ISBN-13: 978-0415427685

Review on Amazon: http://amzn.to/Bond-Law

A Roadmap out of our Politically Correct Education Nightmare

Law’s book promotes the idea that the best way to bring up children is such that they learn to think for themselves yet within a framework that eschews moral relativism, “the prevailing  philosophy of the West”. Relativism proclaims that there is no absolute moral truth, just differing opinions, all of which are equally valid. For example, Somalis cut off the women’s clitoris before they reach puberty. They think it is right. In the west, we think it is wrong. A relativist will say that they are both right. Again, Law cites Robert Simon, a professor of philosophy, quoting despairingly of a student: ’Of course I dislike the Nazis’, but who is to say they are morally wrong.’

Law goes on to say: “Relativism, it’s often argued, has also poisoned our homes. Parents no longer feel they have the right to force their own values on their children. Adults no longer confident in their own moral authority or the objectivity of their moral judgments are standing back and allowing their children to run amok.” As Law says: ‘politically correct’ arguments for relativism, while seductive, are muddle headed nonsense’.

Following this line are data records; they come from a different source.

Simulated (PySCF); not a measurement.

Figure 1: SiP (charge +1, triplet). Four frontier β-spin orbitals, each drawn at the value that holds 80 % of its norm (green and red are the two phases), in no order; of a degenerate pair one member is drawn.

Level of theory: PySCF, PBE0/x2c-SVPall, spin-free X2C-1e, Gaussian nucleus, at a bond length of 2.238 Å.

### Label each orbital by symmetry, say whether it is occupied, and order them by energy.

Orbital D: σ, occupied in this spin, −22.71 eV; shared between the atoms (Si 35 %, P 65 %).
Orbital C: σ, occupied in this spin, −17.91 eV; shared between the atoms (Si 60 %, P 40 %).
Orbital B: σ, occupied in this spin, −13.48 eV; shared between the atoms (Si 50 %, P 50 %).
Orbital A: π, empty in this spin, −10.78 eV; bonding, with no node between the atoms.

Law points out that debates about child education focus, erroneously, on only two alternatives: what he calls “Liberal” and “Authoritarian”. The Authoritarian approach simply tells children what to think. Many religions are authoritarian for example. The Liberal approach is to guide children to question critically and think for themselves. (Personally, I would prefer him to use a term instead of “Liberal” that is not so politically loaded: “Free-thinker” perhaps?).

Law says that there is a second dimension with two alternatives: “Relativist” and “Non-relativist”. In many people’s minds, Relativism is the automatic handmaiden to Liberalism. Law’s insight is to point out that it ain’t necessarily so: education can be BOTH Non-relativist AND Liberal.  He arrives at this conclusion after meeting all possible objections and defusing them with a philosopher’s clarity of logic. Stephen Law writes with admirable simplicity and his philosophical arguments are readily understood.

Law, naturally enough, approaches his topic as a philosophical argument. In passing he mentions that some moral stances are found universally in just about every culture. That opens a very interesting subject: many moral fundamentals are hard-wired in the human species. One common one is “Thou shalt not kill”. Just about every culture has this kind of moral position but, just as with the Hebrews, it was only supposed to apply to one’s own tribe. It was quite acceptable to kill people from other tribes. After all, Moses had hardly descended from the mountain with the Tablets when he gave orders to “save alive nothing that breathes, but you shall utterly destroy them, the Hittites and the Amorites, the Canaanites and the Perizzites, the Hivites and the Jebusites…”. But the same attitude is a found in all cultures to the extent that anthropologists call it a Universal Human Value. It is found in the San Bushman, Aborigine and any western country at war with an enemy. In other words nature programmed us with certain behaviors in order to function healthily in our local society.

The idea that some moral values are hard-wired – and not the result of cultural conditioning – is a powerful one. In my book Deadly Harvest, I explain more on this fascinating subject and in particular how life on the savannas of east Africa programmed our instinctual behaviors for survival in a forager band of some 50 people. When we understand that, we understand much more about where we should be going with our children and society in general.